RedDeerGuy1's avatar

Still waiting.

Earthbound_Misfit's avatar

The first time I remember being conscious of a man finding me attractive was at school. I was in a queue waiting for some stationery and bent down to get something out of my bag. My friends who were standing close by reported the guy standing behind me had been obviously staring at my body. I didn’t notice and I was a bit taken aback by the idea.

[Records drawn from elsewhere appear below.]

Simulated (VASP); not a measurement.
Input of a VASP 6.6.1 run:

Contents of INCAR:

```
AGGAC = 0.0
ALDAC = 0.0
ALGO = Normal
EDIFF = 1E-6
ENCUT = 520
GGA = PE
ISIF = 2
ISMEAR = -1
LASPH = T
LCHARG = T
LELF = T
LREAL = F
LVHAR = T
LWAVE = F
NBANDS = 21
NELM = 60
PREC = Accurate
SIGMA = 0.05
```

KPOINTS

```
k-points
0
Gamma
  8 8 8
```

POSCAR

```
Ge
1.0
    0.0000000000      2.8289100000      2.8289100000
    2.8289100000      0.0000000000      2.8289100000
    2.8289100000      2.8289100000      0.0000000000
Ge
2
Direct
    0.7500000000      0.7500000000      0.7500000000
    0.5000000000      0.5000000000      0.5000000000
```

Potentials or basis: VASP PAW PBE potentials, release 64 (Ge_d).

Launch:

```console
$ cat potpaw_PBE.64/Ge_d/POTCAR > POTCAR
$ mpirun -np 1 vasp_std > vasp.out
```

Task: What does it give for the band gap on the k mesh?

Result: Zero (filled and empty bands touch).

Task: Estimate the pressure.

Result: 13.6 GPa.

That’s a fairly typical response. I’ve have always been quite oblivious to male (or female) attention and tend to either miss the signs or to feel shy and unsure how to respond to it. In saying that, I can flirt very well. I think my response is driven by how I feel about myself at that time. If I ‘feel’ desirable and atttractive I’m likely to react in a positive way if I find the person equally attractive. If I feel dowdy and unattractive or I’m focused on my work or a task that has no relation to desire and attractiveness, I’m likely to respond in an awkward, inhibited way. I don’t really feel comfortable with the overt male gaze. I remember being at work one day talking to a colleague who proceeded to very slowly look me up and down. He was a very attractive man, and the meaning was clear, but I was very uncomfortable with his behaviour. So while I have plenty of evidence that some men do find me attractive, that’s not how I view myself. I just don’t think of myself in that way.

anniereborn's avatar

When I was in pre-school a little boy had a crush on me. He would come up to me and smile at me. I thought it was neat.

Sneki95's avatar

In primary school. I didn’t like it, he was way too repulsive and I didn’t like him at all. One of them delinquent kids.

Seek's avatar

I never realised it except in retrospect. I am really quite oblivious to such things, even today.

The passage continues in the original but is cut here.